The elimination of the income tax increase in 2026 will lead to a decrease in the tax burden from 36.6% to 35.2%. At the same time, investments in security and infrastructure will continue.
VAT: change in price tags
The general VAT rate will be 24% from 01.07.2025, and this change is permanent, no longer temporary, to offset the consequences of what happened with income tax. What needed to be proven: there is nothing more permanent than temporary phenomena.
VAT rates for accommodation services and press publications also increased this year: from 9% to 13% and from 5% to 9%, respectively.
However, there are also good developments in the field of VAT: from this year, a special regime for small businesses will apply, which simplifies operations in the European Union by relaxing the rules for the emergence of VAT liability for small businesses in another member state, equating them with the rights and obligations of businesses with a registered office and permanent establishment in that member state.
Social security, health and work-life balance
Funded pension payments have been made flexible: 2%, 4% or 6%. This creates more options, but also requires informed decisions.
Unemployment insurance premium rates have remained at the same level and will also apply in 2026 at 1.6% for the employee and 0.8% for the employer.
Health promotion expenses are tax-free up to 400 euros per year, and massage, dental care, and nutritional counseling have been added as services. These changes support employee well-being and work capacity and allow for a more affordable annual package.

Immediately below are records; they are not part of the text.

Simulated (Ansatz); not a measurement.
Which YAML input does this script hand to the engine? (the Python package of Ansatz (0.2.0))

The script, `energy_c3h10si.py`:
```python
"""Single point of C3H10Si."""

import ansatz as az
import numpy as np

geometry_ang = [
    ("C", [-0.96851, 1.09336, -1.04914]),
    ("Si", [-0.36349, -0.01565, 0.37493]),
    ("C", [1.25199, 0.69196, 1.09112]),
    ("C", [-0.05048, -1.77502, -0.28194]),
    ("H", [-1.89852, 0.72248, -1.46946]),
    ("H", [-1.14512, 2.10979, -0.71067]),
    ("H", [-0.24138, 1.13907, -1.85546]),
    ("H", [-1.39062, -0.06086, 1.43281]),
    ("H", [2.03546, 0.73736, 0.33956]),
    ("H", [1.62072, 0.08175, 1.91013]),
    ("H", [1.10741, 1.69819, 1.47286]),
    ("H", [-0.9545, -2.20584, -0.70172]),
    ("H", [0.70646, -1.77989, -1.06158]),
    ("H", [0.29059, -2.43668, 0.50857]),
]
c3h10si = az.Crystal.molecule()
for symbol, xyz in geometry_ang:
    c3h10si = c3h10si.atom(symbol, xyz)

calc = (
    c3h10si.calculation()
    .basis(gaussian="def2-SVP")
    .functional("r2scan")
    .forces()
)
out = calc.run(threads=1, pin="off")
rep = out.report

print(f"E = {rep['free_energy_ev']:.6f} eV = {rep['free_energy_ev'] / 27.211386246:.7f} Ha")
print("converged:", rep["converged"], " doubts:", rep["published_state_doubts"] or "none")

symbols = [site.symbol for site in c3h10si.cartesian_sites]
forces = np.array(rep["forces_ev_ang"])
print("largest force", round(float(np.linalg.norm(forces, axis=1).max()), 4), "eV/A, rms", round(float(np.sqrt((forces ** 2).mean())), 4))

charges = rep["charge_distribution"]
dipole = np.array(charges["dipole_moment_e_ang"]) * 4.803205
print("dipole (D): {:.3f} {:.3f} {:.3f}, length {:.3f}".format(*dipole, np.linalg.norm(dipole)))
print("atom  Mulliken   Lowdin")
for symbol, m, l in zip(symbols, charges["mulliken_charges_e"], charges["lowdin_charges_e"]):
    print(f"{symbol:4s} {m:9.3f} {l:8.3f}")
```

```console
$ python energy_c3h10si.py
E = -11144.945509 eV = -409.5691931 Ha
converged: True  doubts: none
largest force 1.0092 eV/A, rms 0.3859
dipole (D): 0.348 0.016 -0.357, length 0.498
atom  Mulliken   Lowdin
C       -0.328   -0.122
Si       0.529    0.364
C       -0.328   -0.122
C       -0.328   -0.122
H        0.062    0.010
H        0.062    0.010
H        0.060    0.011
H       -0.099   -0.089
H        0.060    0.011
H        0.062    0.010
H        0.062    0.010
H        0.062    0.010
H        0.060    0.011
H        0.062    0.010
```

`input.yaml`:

Business account and taxes
Entrepreneur account users can tax all income at the 20% rate. However, for users who have joined the 2nd pillar, the tax rate is higher by the funded pension rate. Therefore, the business income tax rate is 20% (not joined), 22%, 24% or 26%.
Car tax: reliefs and exemptions
The Riigikogu is considering tax relief measures aimed at several target groups:
For families with children, the tax amount for each parent of a child under the age of 18 is reduced by up to 100 euros per year.
Minibuses with more than 7 seats are taxed at category N rates, not as passenger cars - this supports families with many children and people with special needs.
Targeted benefits will be introduced for people with disabilities: monthly benefits and state participation in the purchase of assistive devices will increase.
Temporary exceptions: if a vehicle is deregistered or is wanted due to theft, the tax liability is suspended or the tax period is shortened.
We invite you to think and act together.
Tax changes are not just legislative amendments – they are part of a larger discussion about our future. How do we balance the needs of the state and the well-being of the people? How do we support entrepreneurship while ensuring social security?
If you are an entrepreneur, employee, accountant or just an informed citizen - now is the time to be informed, ask, calculate and plan. Taxes affect us all and awareness is the best tool to cope with the changes.